After finishing his BSc in mechanical engineering, Bamdad Hosseini decided to switch gears. He completed his MSc in the SFU Mathematics Department and recently defended his PhD. “I figured that engineering was not really the right thing for me. I liked numerical analysis and SFU has a strong group in that area,” he says. “I did my masters for two years and started my PhD afterwards.”

Hosseini’s Master’s thesis involved modelling the dispersion of pollutants in the atmosphere. “I created a numerical method for solving the equations that determined the dispersion of pollutants, and I also developed a model for dispersion of pollutants. It was heavier on the applications side,” he says.

For his PhD, he changed direction, but still works on atmospheric dispersion. “My supervisors, Profs. John Stockie and Nilima Nigam, gave me a lot of freedom to define my project and pick the problems that interest me at the intersection of statistics, probability and applied math,” he says.
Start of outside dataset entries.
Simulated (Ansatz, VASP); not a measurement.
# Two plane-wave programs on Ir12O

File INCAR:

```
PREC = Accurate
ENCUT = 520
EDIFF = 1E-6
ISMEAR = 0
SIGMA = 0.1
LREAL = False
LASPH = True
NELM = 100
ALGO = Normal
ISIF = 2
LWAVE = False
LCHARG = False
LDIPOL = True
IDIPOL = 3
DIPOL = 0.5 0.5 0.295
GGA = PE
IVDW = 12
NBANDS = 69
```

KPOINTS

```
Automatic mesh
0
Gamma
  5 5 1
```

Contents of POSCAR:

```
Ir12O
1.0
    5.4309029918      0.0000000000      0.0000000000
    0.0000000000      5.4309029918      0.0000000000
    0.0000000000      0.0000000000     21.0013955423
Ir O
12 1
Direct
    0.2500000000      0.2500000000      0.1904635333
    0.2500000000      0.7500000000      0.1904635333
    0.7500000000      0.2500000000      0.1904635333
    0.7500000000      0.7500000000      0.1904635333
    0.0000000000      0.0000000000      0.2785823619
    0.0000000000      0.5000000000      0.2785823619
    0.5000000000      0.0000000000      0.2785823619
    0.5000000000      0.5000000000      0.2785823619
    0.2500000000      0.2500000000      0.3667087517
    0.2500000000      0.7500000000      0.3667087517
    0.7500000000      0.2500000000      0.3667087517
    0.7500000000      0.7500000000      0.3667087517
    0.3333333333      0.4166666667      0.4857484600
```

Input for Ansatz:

For his recent work with Dr. Nilima Nigam, Hosseini won the prestigious SIAM Student Paper Prize. “It’s awarded to three students every year. This year I was among the winners for a paper I co-authored with my supervisor. It’s published in the SIAM/ASA journal on Uncertainty Quantification,” he says.

Hosseini plans to stay in academia. “My next step is a postdoctoral fellowship at the California Institute of Technology. After that, I hope to get an academic position in a respected university,” he says.

Hosseini was also one of two SFU recipients of the Governor Generals Gold Medal Convocation Award in 2017.